Blog // Writing Your Business Plan: An Essential Guide

Writing Your Business Plan: An Essential Guide


Blog // Writing Your Business Plan: An Essential Guide

Writing Your Business Plan: An Essential Guide

, 2023

No matter what type of business you’re starting, you need to have a business plan. It’s a document that defines your business, its purpose, and your action plan for achieving short and long-term success.



Why Write a Business Plan

Detailing your product or service, business goals, and growth strategies can seem like a daunting task, but the benefits of doing so are worth it. Here’s why:

  • It can prove the viability of your business.
    A business plan helps establish how realistic your concept, goals, and projections are. It should convince your reader—the bank, investors, other lenders—to be involved and fund your business. Market research on your target customers, competitors, and industry is critical in timing the introduction of your business and how you decide to do so through marketing and advertising.


  • It can clarify your business focus and benchmarks.
    Writing your vision for every aspect of your business will help you make critical decisions about financial, management, HR, IT, competitor, and customer issues.


  • It can help you avoid or reduce risks.
    Researching your market and competitive landscape, as well as making revenue and expense projections, can help you prepare for potential risks and challenges.

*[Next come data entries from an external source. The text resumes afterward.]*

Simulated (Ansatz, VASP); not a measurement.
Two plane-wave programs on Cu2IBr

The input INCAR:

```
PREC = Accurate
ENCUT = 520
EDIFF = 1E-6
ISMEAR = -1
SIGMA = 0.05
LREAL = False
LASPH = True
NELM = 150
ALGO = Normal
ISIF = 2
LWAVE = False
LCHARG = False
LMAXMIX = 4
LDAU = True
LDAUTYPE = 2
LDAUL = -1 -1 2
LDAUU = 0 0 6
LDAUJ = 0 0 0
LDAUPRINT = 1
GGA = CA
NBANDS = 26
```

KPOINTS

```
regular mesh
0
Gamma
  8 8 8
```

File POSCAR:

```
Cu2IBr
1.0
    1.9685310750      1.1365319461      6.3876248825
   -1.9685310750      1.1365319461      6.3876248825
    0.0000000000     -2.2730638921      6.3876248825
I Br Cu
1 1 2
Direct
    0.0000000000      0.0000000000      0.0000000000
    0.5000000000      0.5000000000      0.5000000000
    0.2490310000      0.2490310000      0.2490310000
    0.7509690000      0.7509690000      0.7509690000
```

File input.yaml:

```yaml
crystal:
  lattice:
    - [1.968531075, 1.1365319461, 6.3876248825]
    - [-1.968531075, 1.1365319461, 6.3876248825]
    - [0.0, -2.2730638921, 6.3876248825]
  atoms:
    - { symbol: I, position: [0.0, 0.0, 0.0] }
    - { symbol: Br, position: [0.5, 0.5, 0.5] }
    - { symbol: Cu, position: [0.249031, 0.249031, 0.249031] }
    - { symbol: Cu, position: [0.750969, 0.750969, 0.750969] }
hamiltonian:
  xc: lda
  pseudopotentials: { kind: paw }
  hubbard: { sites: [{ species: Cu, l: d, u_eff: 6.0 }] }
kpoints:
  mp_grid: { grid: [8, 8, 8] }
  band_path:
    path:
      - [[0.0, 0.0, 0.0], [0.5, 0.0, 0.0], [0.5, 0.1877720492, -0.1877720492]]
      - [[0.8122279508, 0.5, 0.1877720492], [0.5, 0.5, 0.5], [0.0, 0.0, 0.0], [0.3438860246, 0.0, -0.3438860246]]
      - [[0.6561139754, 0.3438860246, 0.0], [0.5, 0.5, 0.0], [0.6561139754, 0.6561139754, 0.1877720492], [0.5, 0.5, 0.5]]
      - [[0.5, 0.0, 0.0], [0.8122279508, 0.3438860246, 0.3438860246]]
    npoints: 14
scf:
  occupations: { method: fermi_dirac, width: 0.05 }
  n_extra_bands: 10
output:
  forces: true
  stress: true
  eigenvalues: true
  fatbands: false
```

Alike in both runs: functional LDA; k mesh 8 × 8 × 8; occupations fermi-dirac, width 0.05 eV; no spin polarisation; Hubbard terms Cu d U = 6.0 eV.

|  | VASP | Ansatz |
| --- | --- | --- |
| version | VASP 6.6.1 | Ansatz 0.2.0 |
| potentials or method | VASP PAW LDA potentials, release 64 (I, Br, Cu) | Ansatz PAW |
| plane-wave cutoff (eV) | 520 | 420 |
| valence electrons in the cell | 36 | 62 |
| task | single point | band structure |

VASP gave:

If you don't understand the details of your business, you're going to fail.
- Amazon founder Jeff Bezos


Nearly a fourth of small startups fold up before their first year due to the lack of market need, stiff competition, and pricing, which could’ve been foreseen through research.



Getting to Work


Every business plan will be as unique as the kind of business you’ll be pursuing. New companies can have a lean and short one (10-15 pages).


Meanwhile, any plan to be shown off to lenders and investing partners will have to be longer—the higher the funding needed, the longer the plan should be. You can also have an operational business plan that your management team and the board can refer to. Regardless of the length and purpose, it should contain the following:


1. Executive summary

Give a brief overview of your business idea, mission statement, unique selling proposition (USP), target market, competition, team, and financial growth plans.


2. Company description

Provide a more elaborate explanation of your business: registered name, location, philosophy, goals, legal structure (proprietorship, partnership, or corporation), history, key people in your business and their expertise or key skills, strengths, and weaknesses (and how you plan to overcome them).


3. Product or services

Describe what market need your product or service intends to fill, its lifespan, pricing, and benefits to the customer.


4. Market research

Use websites and subscription-based platforms to get insights on your target audience, industry, and competitors. Conduct surveys and in-depth interviews to complement the findings from these services.


Also, in this section, describe your ideal customer or customer profile, as well as how your product or service differs from those already in the market.

5. Marketing and sales strategies

If you’re selling a product, identify your distribution channels, logistics cost, and any possible hurdles that should be resolved. Also, show your pricing plan and the activities (traditional and digital marketing) and partnerships needed for the business to succeed.


6. Financial plan

This section should cover your sales and revenue forecast for the first year and annual projection for the next 3-5 years, cash flow projection, profit and loss statement, and balance sheet.


7. Operational plan

Discuss details about the physical needs of your business such as critical facilities, equipment, inventory, processing details, and protocols (especially for manufacturers). You can also include staffing and vendors in this section.


8. Funding requirements

Reveal how much capital you need to scale your business over a certain period of time, along with a breakdown of how you’ll use the funds, when you need it, your desired term of repayment, and over what time period. If you’re approaching a bank, tell them the type of loan you’re applying for and with what assets you intend to secure the loan.


Entrepreneurship serve as your inspiration when you craft your business plan: Do your research, find a gap or an area ripe for innovation, and position your business in a way that sets it apart.
- Virgin Group founder Richard Branson



Business Plan Writing Tips

Make your business plan stand out with these tips:


  • Start your plan with market research first so you can refine your product/service, positioning, and price.


  • Determine the legal structure of your business early as this will affect your stakeholders’ liabilities and owner taxation.


  • Write the executive summary last to align it with the entirety of the business plan.


  • Get your team’s input then proofread. Showing the plan to your colleagues is a good way of checking if there are questions left unanswered. You can also hire a professional writer to polish your plan.



Treat your business plan as a guide. When you’re just starting out, your eight-point plan can be only two pages long. But as you grow and gain more experience, you can expand it enough to be in a presentable form for the bank or investors to read.


At the same time, revisit your plan every 6 to 12 months and revise in case of any business direction changes.